FIG. 2 illustrates the construction of the vacuum servomotor 45 which is operated by energization of the solenoid winding 29. The servomotor 45 comprises a housing 46 of hard synthetic resin which is closed by a flexible diaphragm 47 to form a chamber 48 therein. The diaphragm 47 is hermetically secured at its annular periphery to an annular flange 51 of the housing 46 by an attachment plate 49. The attachment plate 49 is fastened to the housing 46 by screws 52 and has a mounting bracket 50 to be fixed to an appropriate portion of the vehicle body structure. A cup-shaped rigid member 54 is fastened to the diaphragm 47 by a rivet 56 through a washer plate 53 to retain the shape of diaphragm 47. A spiral spring 44 is interposed between the rigid member 54 and an inner wall of the housing 46 to bias the diaphragm 47 outward. The rivet 56 is provided with a head 55 which is operatively connected to a bell-crank 81 by way of a chain-linkage 78. The bell-crank 81 is connected at one end thereof with an accelerator pedal 82 through a suitable linkage and at the other end thereof with a throttle valve 80, thereby to control an amount of air sucked into an intake manifold 79 of the engine.
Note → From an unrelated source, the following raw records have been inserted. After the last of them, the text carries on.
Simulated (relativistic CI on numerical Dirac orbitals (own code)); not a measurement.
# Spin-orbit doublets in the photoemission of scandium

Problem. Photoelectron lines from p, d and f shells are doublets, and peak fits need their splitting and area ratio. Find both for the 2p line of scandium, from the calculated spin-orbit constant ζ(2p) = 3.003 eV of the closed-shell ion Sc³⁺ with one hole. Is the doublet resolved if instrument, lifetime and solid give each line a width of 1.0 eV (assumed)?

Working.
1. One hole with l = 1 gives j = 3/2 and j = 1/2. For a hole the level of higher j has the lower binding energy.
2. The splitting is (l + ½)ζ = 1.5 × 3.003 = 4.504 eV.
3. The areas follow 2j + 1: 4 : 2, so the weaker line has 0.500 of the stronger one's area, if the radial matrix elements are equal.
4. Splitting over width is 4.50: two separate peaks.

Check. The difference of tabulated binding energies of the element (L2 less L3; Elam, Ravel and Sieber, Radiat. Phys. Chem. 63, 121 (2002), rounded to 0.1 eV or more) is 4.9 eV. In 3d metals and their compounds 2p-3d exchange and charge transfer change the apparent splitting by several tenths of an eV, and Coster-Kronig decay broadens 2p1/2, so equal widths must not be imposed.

The housing 46 is provided with a concaved wall 46a which is closed by a cover member 60 to form a chamber 57 therein. The concaved wall 46a has a hole 61 allowing air into the chamber 48, and the cover member 60 is hermetically secured to the housing 46 through an annular gasket 58 by means of fastening screws 59. The cover member 60 is provided at the upper portion thereof with an extension pipe 65 allowing vacuum tubing to be attached thereto and at the lower portion thereof with a cavity 66a containing an air filter 66. The extension pipe 65 is connected at one hand thereof to the intake manifold 79 by way of the vacuum tubing and is selectively communicated at the other hand thereof into the chamber 47 through a vacuum nozzle 62. The cavity 66a is selectively communicated into the chamber 57 through an air nozzle 63, and the air filter 66 is disposed in place by a stop ring 67. The nozzles 62 and 63 are opposed to each other to be closed by a valve member 64. When the nozzle 62 is closed by the valve member 64, the chamber 57 is exposed to the atmospheric pressure through the nozzle 63 and the air filter 66. When the nozzle 63 is closed by the valve member 64, the chamber 57 is communicated to vacuum pressure appearing at the intake manifold 79 through the nozzle 62, the extension pipe 65 and the tubing.

A support frame 68 of magnetic material is fastened to the inner wall of cover member 60 by screws 69 and is provided thereon with a strut 68a. A magnetic pole 70 is riveted at its bottom end on the support frame 68 and is provided at its upper end with an annular shock absorber 77a. The solenoid winding 29 shown in FIG. 1 is wound on a bobbin 71 which is secured on the support frame 68 by means of the magnetic pole 70. An armature 73 of magnetic material is swingably supported at a fulcrum 72 on the strut 68a of frame 68 and is biased by a spring 74 in a direction apart from the magnetic pole 70. A resilient plate 75 of non-magnetic material is fastened to the armature 73 by a rivet 76 and supports the valve member 64 at the free end thereof.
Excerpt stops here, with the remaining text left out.